I think it was a bad idea to put cryptographic APIs or VPN in the kernel. If userspace is too slow for this, you should either reduce context switch overhead, or create special kind of processes, which are isolated, but quick to switch into. They are repeating Windows mistakes.
1. I would hope the default seccomp policy blocks AF_ALG in these containers. I bet it doesn’t. Oh well.
2. The write-to-RO-page-cache primitive STILL WORKED! It’s just that the particular exploit used had no meaningful effect in the already-root-in-a-container context. If you think you are safe, you’re probably wrong. All you need to make a new exploit is an fd representing something that you aren’t supposed to be able to write. This likely includes CoW things where you are supposed to be able to write after CoW but you aren’t supposed to be able to write to the source.
So:
- Are you using these containers with a common image or even a common layer in an image to isolate dangerous workloads from each other. Oops, they can modify the image layers and corrupt each other. There goes any sort of cross-tenant isolation.
- What if you get an fd backed by the zero page and write to it? This can’t result in anything that the administrator would approve of.
- What if you ro-bind-mount something in? It’s not ro any more.
> I would hope the default seccomp policy blocks AF_ALG in these containers. I bet it doesn’t. Oh well.
I see a lot of projects blocking those sockets in containers as a response to this exploit, but it seems rather strange to me. We're disabling a cryptographic performance enhancement feature entirely because there was a security bug in them that one time? It's a rather weird default to use. It's not like we're mass-disabling kernel modules everywhere every time someone discovers an EoP bug, do we? Did we blacklist OpenSSL's binaries after Heartbleed?
I suppose it makes sense as a default on vulnerable kernels (though people running vulnerable kernels should put effort into patching rather than workarounds in my opinion), but these defaults are going to be around ten years from now when copy.fail is a distant memory.
> We're disabling a cryptographic performance enhancement feature entirely because there was a security bug in them that one time? It's a rather weird default to use.

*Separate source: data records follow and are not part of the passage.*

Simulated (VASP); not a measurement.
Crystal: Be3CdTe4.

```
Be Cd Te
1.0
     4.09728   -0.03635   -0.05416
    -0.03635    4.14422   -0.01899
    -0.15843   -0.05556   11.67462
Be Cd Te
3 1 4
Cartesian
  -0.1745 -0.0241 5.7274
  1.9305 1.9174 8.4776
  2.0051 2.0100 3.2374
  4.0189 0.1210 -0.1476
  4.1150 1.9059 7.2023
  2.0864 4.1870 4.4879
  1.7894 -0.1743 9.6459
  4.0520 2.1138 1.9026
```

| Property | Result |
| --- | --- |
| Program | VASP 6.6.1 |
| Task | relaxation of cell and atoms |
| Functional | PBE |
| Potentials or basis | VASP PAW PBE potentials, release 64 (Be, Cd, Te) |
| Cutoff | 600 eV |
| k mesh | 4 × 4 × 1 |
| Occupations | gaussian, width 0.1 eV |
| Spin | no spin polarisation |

The need for this feature/functionality in the fist place is questioned by some:
> As someone who works on the Linux kernel's cryptography code, the regularly occurring AF_ALG exploits are really frustrating. AF_ALG, which was added to the kernel many years ago without sufficient review, should not exist. It's very complex, and it exposes a massive attack surface to unprivileged userspace programs. And it's almost completely unnecessary, as userspace already has its own cryptography code to use. The kernel's cryptography code is just for in-kernel users (for example, dm-crypt).
> The algorithm being used in this [specific] exploit, "authencesn", is even an IPsec implementation detail, which never should have been exposed to userspace as a general-purpose en/decryption API. […]
> Did we blacklist OpenSSL's binaries after Heartbleed?
No, but lots of companies have since migrated away. OpenSSL was harder to move away from because there weren't as obvious drop-in replacements. Blocking a syscall that you never actually used is simple and effective.
In fairness, after heartbleed - there was quite a push to move away from openSSL - like Google's boring ssl, openbsd libressl and Mozilla/nss or gnutls - but the alternative here would be moving to a different kernel, like freebsd or open Solaris/Illumos ...
that's just moving to kernel that had 1000x less eyes on it. Yeah sure it will have less exploits but purely because nobody bothers to look when there are much juicer targets on Linux.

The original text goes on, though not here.